Therefore, Sayaco has met its burden that APF owes a contractual duty to indemnify and defend Plaintiff’s action. Sayaco
has also met its burden showing that the subject gate was working properly
before an APF vehicle damaged the gate rail in February 2021. (Sayaco Exh. F,
Massachi Depo,. 31:22–32:22.) The burden shifts to APF.
APF argues there is a triable issue
of fact of whether the gate was a “structural component of leased premises” and
thus the responsibility of Sayaco. For this assertion, APF points to paragraph
7A of the Lease Agreement which states:
“Maintenance and Repair. Tenant
shall keep the interior of the Leased Premises and any improvements therein in
good condition and repair, at its own expense including, but not limited to,
light bulb replacement, ballast replacement, plumbing repairs, glass
replacement, repairs to entry doors and all mechanical systems (HVAC). Landlord
shall be responsible for structural components of the Leased Premises, except
for repairs and maintenance required on the account of the intentional acts or
negligence of the Tenant. Tenant shall operate all heating, ventilating,
cooling, electrical and plumbing systems only in accordance with the procedures
for the proper operation of the same. At the expiration of the tenancy created
hereunder, Tenant shall surrender the Leased Premises in as good condition as
when taken, reasonable wear and tear, loss by fire or other unavoidable
casualty, excepted.” (UMF 8 [emphasis added].)

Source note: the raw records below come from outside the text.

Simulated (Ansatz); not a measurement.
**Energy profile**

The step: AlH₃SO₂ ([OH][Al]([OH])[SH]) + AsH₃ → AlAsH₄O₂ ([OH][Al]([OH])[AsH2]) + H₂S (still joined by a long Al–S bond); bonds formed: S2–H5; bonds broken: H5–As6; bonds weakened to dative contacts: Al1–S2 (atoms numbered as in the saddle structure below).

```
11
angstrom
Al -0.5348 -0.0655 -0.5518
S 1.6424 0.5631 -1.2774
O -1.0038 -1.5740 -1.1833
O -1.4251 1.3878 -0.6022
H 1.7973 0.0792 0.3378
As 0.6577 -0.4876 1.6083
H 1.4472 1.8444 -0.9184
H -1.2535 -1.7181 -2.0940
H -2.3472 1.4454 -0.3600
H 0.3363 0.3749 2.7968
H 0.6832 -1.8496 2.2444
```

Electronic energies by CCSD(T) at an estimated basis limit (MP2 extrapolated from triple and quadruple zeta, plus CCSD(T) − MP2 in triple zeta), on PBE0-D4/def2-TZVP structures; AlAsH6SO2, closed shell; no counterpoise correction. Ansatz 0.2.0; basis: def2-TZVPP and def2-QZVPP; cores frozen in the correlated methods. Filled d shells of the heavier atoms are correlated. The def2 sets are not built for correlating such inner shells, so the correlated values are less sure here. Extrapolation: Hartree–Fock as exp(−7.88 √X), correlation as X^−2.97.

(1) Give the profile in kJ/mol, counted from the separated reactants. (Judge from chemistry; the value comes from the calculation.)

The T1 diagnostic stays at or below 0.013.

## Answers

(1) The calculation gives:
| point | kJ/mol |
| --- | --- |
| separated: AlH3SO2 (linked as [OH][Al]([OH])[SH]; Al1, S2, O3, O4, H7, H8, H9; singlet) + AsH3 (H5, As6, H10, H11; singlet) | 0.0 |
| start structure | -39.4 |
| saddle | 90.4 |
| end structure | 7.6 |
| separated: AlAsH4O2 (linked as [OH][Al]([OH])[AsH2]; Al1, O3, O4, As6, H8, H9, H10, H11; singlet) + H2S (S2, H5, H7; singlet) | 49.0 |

APF appears to argue that paragraph
7A of the Lease should be interpreted as an exception to the indemnity/defense
provision in paragraph 10. APF cites Mora v. Baker Commodities, Inc. (1989) 210 Cal.App.3d 771 for the
assertion that a commercial landowner cannot abrogate its responsibilities
simply by signing a lease. (Id. at 781.) However, Mora did not involve an
indemnity agreement.
APF also disputes whether removal
of the metal strip caused the door to fall and notes that Sayaco did not
produce expert testimony establishing that APF’s conduct caused it to fall.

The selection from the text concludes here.